Thursday, August 8, 2013

in defense of the conservative

All creative people need something to rebel against, it's what gives their lives excitement, and it's creative people who make the clients' lives exciting.

‒ Paul Arden

One Friday evening last December, I went to Le Basile, a café in the 7th arrondissement of Paris, to run Operation Bar Games.  I had already covered arrondissements 1 through 6, so the 7th was up next.  I had my concerns about finding enough friendly bars in this part of Paris, one filled with embassies and government office buildings and considered to be the abode of many wealthy people.  Yet I was to be undeterred.

Le Basile is known as the hangout for students of Sciences Po, the most elite of political science schools in France, located just across the street.  I had been to the café several Fridays in the past and literally gotten lost in discussions on political science matters that I never knew existed.

So that evening, after getting my glass of cranberry juice at the counter, I headed towards the back of the room in order to meet whoever I saw that fit the bill, political science student or not.  I found a table of four by the wall facing the street, went over and started my routine upon arrival:

Me: Hi!
Table of Four (surprised): Hi.
Me (extending glass): Cheers!
Table of Four (still surprised, some willing, others reluctant): Cheers.
Me: So, are you guys left-siders?
Table of Four (confused): A what?
Me: A left-sider.
Table of Four (still confused): What's that?
Me: A left-sider is someone who believes that he can change the world.
Table of Four (smiling yet skeptic): Ah.

Soon after, the conversation takes a more typical turn, similar to one that foreigners in Paris meeting for the first time might have: "Where are you from?", "How long have you been in Paris?", "What are you doing in Paris?"  In the midst of all the chatter, a member of the table suggests that they all go out for a cigarette break.  And I am invited to come along.  How I love it when a random group of people in Paris accept me as one of their own.

So we all went outside the café and continued talking.  A girl from the group then tells me, "I don't think that you will have much success finding the kind of people that you are looking for here, as this part of the city is very conservative."
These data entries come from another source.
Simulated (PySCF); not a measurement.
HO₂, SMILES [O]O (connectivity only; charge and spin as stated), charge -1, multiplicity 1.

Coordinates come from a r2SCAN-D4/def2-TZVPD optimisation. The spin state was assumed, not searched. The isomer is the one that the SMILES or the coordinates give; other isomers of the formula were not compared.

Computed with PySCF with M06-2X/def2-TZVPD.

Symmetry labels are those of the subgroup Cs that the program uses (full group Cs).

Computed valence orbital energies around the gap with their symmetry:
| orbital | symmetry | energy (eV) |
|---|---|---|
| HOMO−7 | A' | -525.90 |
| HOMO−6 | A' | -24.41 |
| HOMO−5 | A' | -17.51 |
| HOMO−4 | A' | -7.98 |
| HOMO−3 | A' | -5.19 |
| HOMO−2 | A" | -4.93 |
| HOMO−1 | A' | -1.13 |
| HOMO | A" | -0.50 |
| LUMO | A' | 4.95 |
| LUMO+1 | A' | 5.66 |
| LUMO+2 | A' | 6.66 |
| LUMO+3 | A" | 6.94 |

And I'm thinking: "And that's a bad thing?"

I think that it can be more meaningful to try changing the world in a place considered to be very conservative than not.  Why?  Because the opportunities for action are abundant in such a place.  They will keep someone totally dedicated to the task of changing the world motivated, pushing him to become better at what he does.  He may end up realizing his quest, or he may eventually fall short.  Regardless of the outcome, the experience will nonetheless be worthwhile because of his commitment to doing something great.

It's like working as a street cleaner.  How fulfilling would it be for a person truly dedicated to the task of street cleaning to go to streets that were already clean?  How much experience, how much fulfillment can he gain from cleaning what is already clean?  I bet you not much.  Perhaps he dislikes working in the dirtiest of streets, but for a devoted street cleaner to feel useful, he needs dirty streets.

And for a devoted world-changer ‒ or left-sider ‒ to feel useful, he needs conservative situations.  All the time?  Probably not.  But much of the time?  Oh yes.

Besides, it's exciting work.  Who wouldn't enjoy trying to change the world in a place where doing so is believed to be impossible, or where doing so is not given much thought, if at all?

Conservative places exist for a reason.  So let us try to see the benefit in them.